The story of Scots explorer and artist Sydney Parkinson, who joined Captain Cook’s expedition armed with pencils and paint

Sydney Parkinson
Sydney Parkinson

HE’S the forgotten artist who became the first European to paint the far side of the world.

Sydney Parkinson joined the crew of Captain Cook’s famous expedition to the South Pacific and sketched hundreds of plants and animals never before seen in the West.

He was probably the first Scot to see a kangaroo, certainly the first to draw one, and broke more new ground by getting a tattoo in Tahiti. He was remembered last week in a special set of Royal Mail stamps celebrating the 250th anniversary of Cook’s expedition.

His work in the South Pacific has been hailed as an invaluable treasure trove of information about the uncharted lands of Australia, New Zealand and the South Pacific.

But the Edinburgh-born illustrator did not make it back home.

On August 25, 1768, Captain James Cook set out on what would prove to be a perilous voyage.

Officially, the trip was launched to observe the transit of the planet Venus in the night sky, and to find evidence of Terra Australis Incognita – the unknown southern land.

They were to collect as much scientific information as possible, and observing and recording the natural world was vital.

Parkinson, a talented botanical artist, was asked to accompany Cook’s naturalist Joseph Banks as his draughtsman, and the Scot – aged only 22 – agreed.

Captain James Cook

“He proved to be a diligent member of the crew, and accounts from his shipmates say Parkinson was respected and well-liked,” said Alwyn Peel, secretary of the Captain Cook Society, who studied Parkinson’s role in the expedition. “A young Quaker from Scotland and only 22 at the commencement of the voyage, he was described by Joseph Banks as an ingenious and good young man.

“He was virtuous, eager and youthful and must have become quickly well known to the rest of the crew during the voyage.”

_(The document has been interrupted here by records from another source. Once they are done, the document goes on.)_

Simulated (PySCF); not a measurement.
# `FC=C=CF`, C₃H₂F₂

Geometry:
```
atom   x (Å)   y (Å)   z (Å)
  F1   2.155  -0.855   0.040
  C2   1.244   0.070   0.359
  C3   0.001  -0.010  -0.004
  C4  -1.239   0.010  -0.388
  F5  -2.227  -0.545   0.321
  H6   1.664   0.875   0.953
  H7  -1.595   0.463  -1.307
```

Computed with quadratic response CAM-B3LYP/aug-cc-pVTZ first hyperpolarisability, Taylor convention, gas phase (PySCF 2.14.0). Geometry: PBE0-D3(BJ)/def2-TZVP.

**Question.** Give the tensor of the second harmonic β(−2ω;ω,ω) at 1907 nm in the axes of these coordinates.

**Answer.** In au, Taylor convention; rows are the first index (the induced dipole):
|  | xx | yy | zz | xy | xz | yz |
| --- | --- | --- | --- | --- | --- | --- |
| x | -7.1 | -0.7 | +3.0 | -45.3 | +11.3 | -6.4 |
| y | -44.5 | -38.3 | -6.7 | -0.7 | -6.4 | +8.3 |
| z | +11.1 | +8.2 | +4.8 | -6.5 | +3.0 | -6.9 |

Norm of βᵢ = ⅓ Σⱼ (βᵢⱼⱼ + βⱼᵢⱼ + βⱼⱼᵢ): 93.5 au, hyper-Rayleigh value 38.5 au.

An adventurous streak came to the fore before Cook’s vessel, the HMS Endeavour, reached the Pacific. The Endeavour stopped at Brazil, where the local governor forbade them from docking for diplomatic reasons.

Upset at being denied the chance to study the rich Brazilian rainforests, Parkinson and several others launched midnight expeditions in a dinghy to the South American mainland. There they collected – and drew – samples of unfamiliar flora. Cook never discovered the covert trips – which was just as well, as they risked causing a major diplomatic incident.

The crew reached Tahiti in Hawaii, where they met locals – and Parkinson, writing in his journal, was impressed by their kindness.

“The people in the canoes were of a pale, tawny complexion, and had long, black hair,” he wrote. “They seemed to be very good natured, and not of a covetous disposition; giving us a couple of cocoa nuts, or a basket of apples, for a button or a nail.”

And later he wrote about natives visiting the Endeavour with “bananas, cocoas, breadfruit, apples, and some pigs”.

Sydney sketched Maoris in New Zealand

There were few new plants for them to draw, but Parkinson set to work on completing the sketches he had made.

His work became twice as difficult when the only other artist taken on the trip suffered an epileptic fit, fell into a coma and died.

The job of artist fell onto Parkinson’s young shoulders – but he thrived under the pressure, with his colleagues reporting he sketched the wildlife almost as quickly as they could find it.

It was in Tahiti where the artist and some of the crew observed the islanders’ habit of tattooing their bodies.

The word tattoo in fact comes from Cook’s expedition, and he noted how some of his men couldn’t resist trying it for themselves.

That included the bold Parkinson, who became one of the first recorded Scots to ink his skin – an intricate design painfully inscribed onto his arm with a sharpened bone dipped in blue dye.

Arriving in New Zealand, Cook’s men encountered the native Maori. His incredible sketches of the native people are on display in the National Library of New Zealand, and show striking Maori warriors, complete with tribal facial tattoos and topknot combs.

In 1770, the Endeavour spent several weeks stranded in Queensland, in modern-day Australia, after hitting a reef. While onshore, Parkinson made two sketches of what would have been a bizarre creature – a kangaroo, the marsupial that is indigenous to Australia.

“The flesh of it tasted like a hare’s, but has a more agreeable flavour,” Parkinson reported, after the crew killed and ate the kangaroo they had spotted.

Parkinson struggled to keep up with the sheer amount of specimens the expedition gathered in the New World, which was teeming with previously uncharted life.

One of the natural harbours they encountered was so rich with plant life that Cook named it Botany Bay. Until that point the journey had been relatively safe with only a few deaths, which was unusual for the time.

However the return trip – which went via India – was where things began to go wrong for Cook and his men. Many of the crew, exhausted from the three-year journey, began to fall ill with dysentery, malaria and tuberculosis.

On January 26, 1771 Cook noted Sydney Parkinson died after contracting dysentery, and buried him at sea.

He may never have returned to the land of his birth, but Parkinson left 280 finished paintings and over 900 sketches and drawings.

“Parkinson’s ceaseless activity and massive output was greatly appreciated at the time, especially considering the rough seas and cramped conditions on board,” said Alwyn.

“There was great sadness at his early death on the return leg of the voyage.

“His work has become even more appreciated as time has passed with the full realisation of its extent. Especially as it was made under the difficult conditions of an 18th-Century voyage to an unknown part of the world.”

Although not as renowned as Captain James Cook, Parkinson does live on in the world of the plants which he loved to paint. The tree Ficus parkinsonii – which grows across Australia – was named after him.